Friday, June 18, 2010

Only the Tested

Most of us stand at the door of relationship with many ideas about what we expect to receive.  Some of us look across the threshold anticipating what we hope to give.  But few reach through the doorway with great expectations of being tested.

And yet, it will be a larger part of our relating experience…

“For who knows a person’s thoughts except the spirit of that person, which is in him?” 1 Corinthians 2:11.  Hmmm… .this leaves us with a sincere dilemma.  I am the only one that can be certain of my own thoughts.  I may say that I am trustworthy.  But how can I prove that my word is good?  I may say that I am faithful.  But again, how can I prove my word to be good?  I may say that I am honest, kind, just, enjoyable, humble and well, anything I want to say.  But who, in his or her right mind, would simply take me at my word?  No, one who is in their right mind would test my character to be certain of the report.  

I suggest that testing is a natural phenomena of relationship.  For we are at least two coming together in some sort of bond to be known by the other.  I must be discovered as well as make discoveries.  I must know and be known.  And finding out who I am will be the result of a test… .many tests.

I would also suggest that very few of us are prepared for testing in relationship.  Typically, we are prepared for a number of other things.  Perhaps gratification and pleasure.  Perhaps even sacrifice and mercy.  But testing gets very raw and personal.  And it offers us little, if any, immediate reward.  No, instead we are usually left feeling very exposed and shocked by our internal discoveries of self.  We didn’t know we were this way!

Until I enter relationship, I may believe myself to be rather kind.  But then comes relational encounters where kindness is required beyond what has ever been required of me before… .and I fail.  Alone, I was a kind person.  But in this relationship, I was tested by the need for me to be kind, and it has been found that I am not so kind as I presumed myself to be.  Therefore, it is possible, that I am not kind.  My context for kindness used to be myself.  Now my context is relating to another person.  This is just an example.  But it works for any virtue we suppose ourselves to possess.  

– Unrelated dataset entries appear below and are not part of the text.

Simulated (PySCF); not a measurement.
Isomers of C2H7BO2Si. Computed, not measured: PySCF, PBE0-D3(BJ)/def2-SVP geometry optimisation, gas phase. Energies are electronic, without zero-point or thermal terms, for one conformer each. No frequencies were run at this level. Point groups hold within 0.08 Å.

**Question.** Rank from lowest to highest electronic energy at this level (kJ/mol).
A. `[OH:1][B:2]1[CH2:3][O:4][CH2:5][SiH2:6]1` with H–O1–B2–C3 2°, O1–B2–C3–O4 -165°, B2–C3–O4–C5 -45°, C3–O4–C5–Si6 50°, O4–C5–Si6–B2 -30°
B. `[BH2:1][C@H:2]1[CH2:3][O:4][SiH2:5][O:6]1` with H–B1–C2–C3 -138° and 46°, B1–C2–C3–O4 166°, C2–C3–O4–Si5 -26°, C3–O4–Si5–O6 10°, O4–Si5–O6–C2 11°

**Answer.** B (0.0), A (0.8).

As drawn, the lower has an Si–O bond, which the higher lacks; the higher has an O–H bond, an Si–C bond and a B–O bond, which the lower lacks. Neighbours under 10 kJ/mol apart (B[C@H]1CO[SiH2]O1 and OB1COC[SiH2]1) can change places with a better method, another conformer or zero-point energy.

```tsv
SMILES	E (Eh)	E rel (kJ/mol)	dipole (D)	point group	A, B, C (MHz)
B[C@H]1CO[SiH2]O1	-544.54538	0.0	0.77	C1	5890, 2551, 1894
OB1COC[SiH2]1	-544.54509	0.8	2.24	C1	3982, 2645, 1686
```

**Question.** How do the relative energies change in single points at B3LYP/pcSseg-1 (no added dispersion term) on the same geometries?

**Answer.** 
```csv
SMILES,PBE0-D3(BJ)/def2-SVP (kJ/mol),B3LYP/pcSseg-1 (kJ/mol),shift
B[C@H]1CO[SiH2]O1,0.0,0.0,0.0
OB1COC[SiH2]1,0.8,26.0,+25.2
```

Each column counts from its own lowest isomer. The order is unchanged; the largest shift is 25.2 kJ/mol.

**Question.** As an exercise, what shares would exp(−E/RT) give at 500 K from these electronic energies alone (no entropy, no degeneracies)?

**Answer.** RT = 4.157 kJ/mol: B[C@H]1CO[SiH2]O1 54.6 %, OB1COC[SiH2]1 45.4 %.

Therefore, relationship has great value.  Allowing another to require me to provide day to day proof of my character and commitment causes me to know where I really stand in virtue.  Am I the person I believe myself to be?  I am not in relationships merely for the company… .I am in relationships so that I may be known as I truly am.  And this knowledge comes as the result of  testing.  Only the tested know who they are…

“Iron sharpens iron and one man sharpens another,” Proverbs 27:17.  “Prove me, O Lord, and try me; test my heart and my mind,” Psalm 26:2.